Showing posts with label Dice. Show all posts
Showing posts with label Dice. Show all posts

Saturday, October 10, 2020

Dice Stack Mechanic

 I had an idea for a mechanic that might be fun for in-person games.  I'm always on the lookout for mechanics that 1) use stuff people have around (like cards or dominoes), 2) is dramatic fun (players gather round to see how it will turn out), and 3) kind of matches up with the situation in game (a Jenga tower feels like an oncoming inevitable disaster).  So, what about stacking dice?  We all have them, it will be amusing to watch, and it can simulate pushing your luck to get some gain.  Here are some ideas of what you might use it for:

  • DM places down a d20 to start the Dreaded Stack. Any time a player gets a damage roll they don't like, place that die on the stack and roll again with a different die to try for a better result.  But, when the stack tumbles that player's weapon breaks.  Or, maybe, you roll an additional immediate encounter.
  • Magic user variant that uses dice for casting determines how many dice they use for a battle/session by stacking.  The stack tumbles, you  get half that many.
  • Skill use, the shopkeep's wisdom is worth 5 dice, you've got to stack more dice than that for him to believe your lie.

Obviously, some dice are easier to stack than others.  I can't stack my precision d4s at all.  But anyone rolling d4s for damage is probably not going to want to re-roll anyway.  If you needed to give players a pool of random dice to stack from and want to vary which ones they have to work with, you could grab a handful, roll them, and then let the player choose dice from all the even results.

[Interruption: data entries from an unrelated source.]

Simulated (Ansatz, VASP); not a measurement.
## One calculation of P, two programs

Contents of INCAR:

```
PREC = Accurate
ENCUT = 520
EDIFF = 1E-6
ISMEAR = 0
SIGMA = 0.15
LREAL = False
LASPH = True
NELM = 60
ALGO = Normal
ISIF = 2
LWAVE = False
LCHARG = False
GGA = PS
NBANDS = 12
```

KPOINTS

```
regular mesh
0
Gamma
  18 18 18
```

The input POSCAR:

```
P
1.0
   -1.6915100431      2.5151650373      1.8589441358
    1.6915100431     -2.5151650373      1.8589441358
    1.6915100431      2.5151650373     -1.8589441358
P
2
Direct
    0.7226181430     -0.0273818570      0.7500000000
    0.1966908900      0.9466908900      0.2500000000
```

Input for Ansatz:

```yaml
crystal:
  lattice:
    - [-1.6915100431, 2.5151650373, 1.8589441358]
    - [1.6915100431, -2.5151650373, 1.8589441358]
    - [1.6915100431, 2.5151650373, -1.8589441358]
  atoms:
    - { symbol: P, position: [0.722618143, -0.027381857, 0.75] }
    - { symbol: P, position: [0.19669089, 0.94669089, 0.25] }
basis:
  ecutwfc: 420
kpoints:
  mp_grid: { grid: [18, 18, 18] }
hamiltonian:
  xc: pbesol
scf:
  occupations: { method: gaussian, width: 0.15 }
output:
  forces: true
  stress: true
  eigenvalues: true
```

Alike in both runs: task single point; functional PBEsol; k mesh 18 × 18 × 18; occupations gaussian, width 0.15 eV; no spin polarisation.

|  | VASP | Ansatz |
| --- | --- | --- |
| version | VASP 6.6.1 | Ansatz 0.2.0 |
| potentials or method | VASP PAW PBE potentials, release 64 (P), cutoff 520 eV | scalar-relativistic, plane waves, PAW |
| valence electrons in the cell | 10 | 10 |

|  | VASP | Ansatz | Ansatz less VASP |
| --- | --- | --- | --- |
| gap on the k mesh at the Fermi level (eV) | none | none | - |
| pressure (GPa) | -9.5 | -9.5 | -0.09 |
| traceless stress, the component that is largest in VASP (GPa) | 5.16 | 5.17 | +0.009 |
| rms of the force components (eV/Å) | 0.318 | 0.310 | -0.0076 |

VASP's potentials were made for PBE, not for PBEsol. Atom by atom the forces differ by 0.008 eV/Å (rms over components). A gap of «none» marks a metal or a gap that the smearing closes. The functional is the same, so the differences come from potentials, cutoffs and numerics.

Anyway, I might try it for a simple mini-game at least.

Friday, January 4, 2013

Little Games for Your Big Game

In case you missed it, the gift I made for Santicore was posted here.  I was fulfilling this request:

A game that can be played by the characters in the game world. Could be dice, cards, or board, as long as it reaches a conclusion quickly. If Santicore is feeling generous, perhaps he could provide a gambling game for taverns and flesh-pots, and an abstract board game played by sages and courtiers. [Some variation on Yahtzee or Mornington Crescent will be totally acceptable]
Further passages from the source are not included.